China Accuses U.S. Warship of Trespassing, Says It Will Take 'Necessary Measures' to Ensure Sovereignty

The Burke-class guided missile destroyer USS Hopper in this September 9, 2006 file photo. China told the warship was told to leave a disputed portion of the South China Sea last week. REUTERS/John L. Beeman

China says it will take "necessary measures" to ensure its sovereignty after a U.S. warship sailed near a group of disputed islets in the South China Sea last week.

The country's foreign ministry Lu Kang said on Saturday that the USS Hopper, a guided missile destroyer, came within 12 nautical miles of Huangyan Island, also known as Scarborough Shoal. Both China and the Phillippines claim ownership of the islet.

"The Chinese navy carried out identification and verification procedures in accordance with the law and warned the U.S. vessel to leave," Lu said, as reported by South China Morning Post.

"China is strongly dissatisfied with the [US action] and will take necessary measures to firmly safeguard its sovereignty."

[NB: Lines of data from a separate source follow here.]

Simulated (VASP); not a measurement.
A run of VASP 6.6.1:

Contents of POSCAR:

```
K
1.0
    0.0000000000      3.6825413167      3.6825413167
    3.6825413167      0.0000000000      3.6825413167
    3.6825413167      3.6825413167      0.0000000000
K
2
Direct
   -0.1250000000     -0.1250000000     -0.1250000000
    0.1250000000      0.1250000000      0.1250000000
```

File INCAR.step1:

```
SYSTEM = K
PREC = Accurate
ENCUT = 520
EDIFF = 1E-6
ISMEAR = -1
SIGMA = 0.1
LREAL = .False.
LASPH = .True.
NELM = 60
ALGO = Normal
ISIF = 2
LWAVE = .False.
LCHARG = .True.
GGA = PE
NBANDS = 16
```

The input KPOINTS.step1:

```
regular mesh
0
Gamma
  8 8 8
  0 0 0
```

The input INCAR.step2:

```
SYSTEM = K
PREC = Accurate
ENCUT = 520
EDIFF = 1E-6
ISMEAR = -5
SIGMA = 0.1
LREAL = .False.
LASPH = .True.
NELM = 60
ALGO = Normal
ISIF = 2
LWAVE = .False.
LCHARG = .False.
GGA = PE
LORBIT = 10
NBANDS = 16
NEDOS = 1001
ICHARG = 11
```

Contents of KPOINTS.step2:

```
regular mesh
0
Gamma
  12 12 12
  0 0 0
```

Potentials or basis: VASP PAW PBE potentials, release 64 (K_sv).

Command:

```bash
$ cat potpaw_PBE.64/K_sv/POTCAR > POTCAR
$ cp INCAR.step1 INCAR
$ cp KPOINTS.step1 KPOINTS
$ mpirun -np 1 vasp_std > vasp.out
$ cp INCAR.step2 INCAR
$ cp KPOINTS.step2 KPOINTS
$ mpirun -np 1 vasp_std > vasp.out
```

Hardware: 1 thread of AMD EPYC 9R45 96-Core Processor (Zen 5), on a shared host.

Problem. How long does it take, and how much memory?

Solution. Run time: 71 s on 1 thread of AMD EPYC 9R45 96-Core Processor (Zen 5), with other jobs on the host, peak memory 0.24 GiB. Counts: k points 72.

Two U.S. officials have confirmed the trip's voyage to The Guardian, adding that the "patrol was in line with international law and was an 'innocent passage', in which a warship effectively recognizes a territorial sea by crossing it quickly, without stopping."

The Pentagon did not comment on this specific patrol, but the U.S. Navy claims it has the right to conduct so-called freedom-of-navigation operations in the South China Sea.

Tensions over China's aggressive stance toward its territoriality in the South China Sea has flustered its relations with the U.S. and its allies.

Construction is shown on Fiery Cross Reef, in the Spratly Islands in the disputed South China Sea, in this June 16, 2017, satellite image released by Asia Maritime Transparency Initiative at the Center for Strategic and International Studies (CSIS) to Reuters on June 29, 2017. On Tuesday, Brian Hook, a senior adviser to U.S. Secretary of State Rex Tillerson, accused Beijing of breaking international law by pushing around smaller states as it militarizes the South China Sea. Reuters

Military tensions between the U.S. and China have flared up in 2018.

On Friday, Defense Secretary James Mattis said the U.S. will now refocus its military capabilities from combating terrorism to competing with China and Russia.

"We face growing threats from revisionist powers as different as China and Russia are from each other, nations that do seek to create a world consistent with their authoritarian models, pursuing veto authority over other nations' economic, diplomatic and security decisions," Mattis added.

Earlier this month, Brian Hook, a senior Asia policy adviser to Secretary of State Rex Tillerson, said the U.S. will oppose China's "provocative militarization of the South China Sea" and charged the country with "pushing around smaller states in ways that put a strain on the global system."

The U.S. also opposes China's construction of new military islets in the South China Sea, saying they could be used to restrict global free trade.

China has repeatedly warned the U.S. to stay away from the territorial dispute and that its maritime patrols are an infringement on its sovereignty.

"We urge the United States to respect the facts, speak and act cautiously to avoid harming the peace and stability of the South China Sea," China's Foreign Ministry spokeswoman Hua Chunying told reporters at a news briefing last January.